The tendency of small rhythmic groups to build themselves into large and square ones, such as 8-bar, 16-bar and even 32-bar periods, is doubtless important; but the converse tendency of large phrase-rhythms to break up in a tapering series is far more significant, since even in its most regular forms it not only produces more variety the further it goes, but always increases in obvious effect, until the subdivisions attain the minuteness (and therewith the expression) of speech rhythms. (A crude example of the device is Diabelli's waltz, on which Beethoven wrote his gigantic 33 variations. See Variations, where the point is illustrated, by a diagram.) Regularly expanding rhythm, on the other hand, not only becomes imperceptible as it is carried further, but tends merely to make musical proportions resemble those of a chess-board. In great music the expanding principle is therefore always contrasted with or modified by the tapering principle, which can indeed exist simultaneously with it and with any other. For, to take only three categories, the harmonic changes of a passage may be designed in tapering rhythm while the melodic phrases expand, and the entries of instruments or parts occur on some third principle, regular or irregular. Such interplay need produce no feeling of complexity; indeed, it is an art most neglected by those composers who most rely on the effect of complex rhythm. It is the main discoverable source of that almost dramatic sense of movement that distinguishes the great musical styles from the academic methods which play for safety, and from the anti-academic novelties which end in monotony.

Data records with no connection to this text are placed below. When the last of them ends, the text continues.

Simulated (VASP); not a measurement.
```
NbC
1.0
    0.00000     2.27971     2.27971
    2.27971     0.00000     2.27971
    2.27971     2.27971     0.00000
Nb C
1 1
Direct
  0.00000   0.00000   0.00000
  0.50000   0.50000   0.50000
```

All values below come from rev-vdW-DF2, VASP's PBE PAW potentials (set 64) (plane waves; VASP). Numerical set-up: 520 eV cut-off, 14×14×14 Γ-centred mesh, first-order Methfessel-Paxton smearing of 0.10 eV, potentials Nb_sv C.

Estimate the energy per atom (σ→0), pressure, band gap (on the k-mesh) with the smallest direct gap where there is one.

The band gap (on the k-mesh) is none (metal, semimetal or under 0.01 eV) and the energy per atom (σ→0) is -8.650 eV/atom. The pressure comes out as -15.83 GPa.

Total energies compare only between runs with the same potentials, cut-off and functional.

Square rhythms become desirable at climaxes where physical energy dominates thought. Strong final cadences accordingly require that the last chord should fall on an accent; and if the pace is rapid the final chord will probably be not only on an accented beat but on an accented bar. Thus it is quite obvious that there is by a mere oversight one bar too many in the four bars of tremolo quavers at the end of the first movement of Beethoven's Fourth Symphony; for they are followed by an important bar leading to the last three chords, which chords can only mean (counting bars as beats)—“One, two, Three” (“four” being silent and therefore unwritten). A fifth bar of tremolo would correct the rhythm in a more vigorous but more vulgar way by bringing the last chord onto “One” of the next imaginary group of four. The former correction is so obviously right that the imagination makes it in spite of the presence of the superfluous bar, which is instinctively ignored as an accidental prolongation of the tremolo. Where the composer writes in bars so short as to be permanently less than the phrases of the piece (as in Beethoven's scherzos), or in bars that are frequently longer than the phrases, (as in most of Mozart's movements in slow or moderate-common time), it sometimes becomes impossible to construe the music without carefully calculating where the accents come; and this calculation is most easily made on the assumption that the strongest cadences bring the tonic chord on an accent. Thus, in Beethoven's Sonata in E flat, Op. 27, No. 1, the first bar of the second movement must be preliminary and the first accent must come on the second bar, sinoe the piece refuses to make sense in any other way. Indeed, Beethoven has written some notes twice over in order to bring his double-bars and repeat-marks where they will indicate the true rhythmic joints to the eye. (A double-bar is a mere graphic indication of some important sectional division, not necessarily rhythmic or even coincident with a normal bar-stroke.)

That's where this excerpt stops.